Tuesday, April 23, 2013

Is failure your friend? (It should be.)

     I'm a golfer. (Please don't hold that against me.) Just recently professional golfer Adam Scott won the Masters golf tournament after a crushing, disheartening defeat in another big golf tournament, the British Open. On the PGA Tour (and other tours similar to it) 150 golfers play every week and 149 lose. Tough odds, don't you think? But the interesting thing is—the guys who lose most often eventually win—and they end up winning more often too.
     Ironically losing is the fastest way to winning.
     The chairman and founder of IBM once said:

To be successful you have to double your failure rate.

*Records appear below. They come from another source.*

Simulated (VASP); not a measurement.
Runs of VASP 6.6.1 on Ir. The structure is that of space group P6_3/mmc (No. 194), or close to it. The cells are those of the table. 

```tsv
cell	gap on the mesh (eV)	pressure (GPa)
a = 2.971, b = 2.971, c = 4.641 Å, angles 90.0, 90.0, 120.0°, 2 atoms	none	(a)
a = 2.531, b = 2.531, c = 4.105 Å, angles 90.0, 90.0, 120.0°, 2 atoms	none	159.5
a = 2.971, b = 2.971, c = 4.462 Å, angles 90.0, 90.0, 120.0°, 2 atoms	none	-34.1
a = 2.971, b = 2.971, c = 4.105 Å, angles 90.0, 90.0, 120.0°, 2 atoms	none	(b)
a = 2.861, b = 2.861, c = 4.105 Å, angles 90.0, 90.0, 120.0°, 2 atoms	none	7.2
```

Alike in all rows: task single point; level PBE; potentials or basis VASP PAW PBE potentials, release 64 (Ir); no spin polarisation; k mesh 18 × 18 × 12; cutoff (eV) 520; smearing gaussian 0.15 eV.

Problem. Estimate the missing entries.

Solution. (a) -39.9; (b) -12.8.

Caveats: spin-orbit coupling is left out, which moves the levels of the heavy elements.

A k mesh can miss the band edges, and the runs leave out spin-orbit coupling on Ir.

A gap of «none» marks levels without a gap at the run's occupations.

     Sounds crazy, no? But it's true. When you are failing regularly, you are learning how not to fail. Like Thomas Edison's famous quip about not having failed at inventing a light bulb but knowing 10,000 ways not to make one. And conversely not failing enough means you're not pushing yourself hard enough, you're not risking enough. You're actually losing.
     Back to Adam Scott. He had many difficult losses that he endured before he broke through with his big win. But each "loss" was really a victory of sorts, because with each loss he gained information and confidence about how to win.
     As the habit of not losing sets in, most people find ways to avoid risking failure. This from The Ultimate Secrets of Total Self-Confidence by Dr. Robert Anthony.

In order to function you created a comfort zone whereby you avoided the unpleasant and established a routine you could tolerate. Unfortunately, your comfort zone shut off all the unlimited possibilities which existed outside it.

He continues in the next paragraph:

If you are to break out of the comfort zone you created, you must make friends with failure. When you decide to give up your need for approval, it won't matter how many mistakes you make as long as you reach your ultimate goal.

     So don't think, 'Boy, I'm on a nice long stretch of blue sky here. Life's been pretty predictable and safe.' No, think instead, 'If I'm not failing regularly, I'm plateauing. I'm not risking enough. I need to take more chances. Break out of my comfort zone and risk more. Fail more.'
     And remember that it takes a big person to fail. Most people's egos are too fragile to deal with failure on a regular basis. But also remember—failure leads to success, and especially after you've failed for a while, that success is oh so very sweet.

1 comment:

  1. "Success is counted sweetest
    By those who ne'er succeed
    To comprehend a nectar
    Requires the sorest need"

    If this is true, then I am expecting astounding success.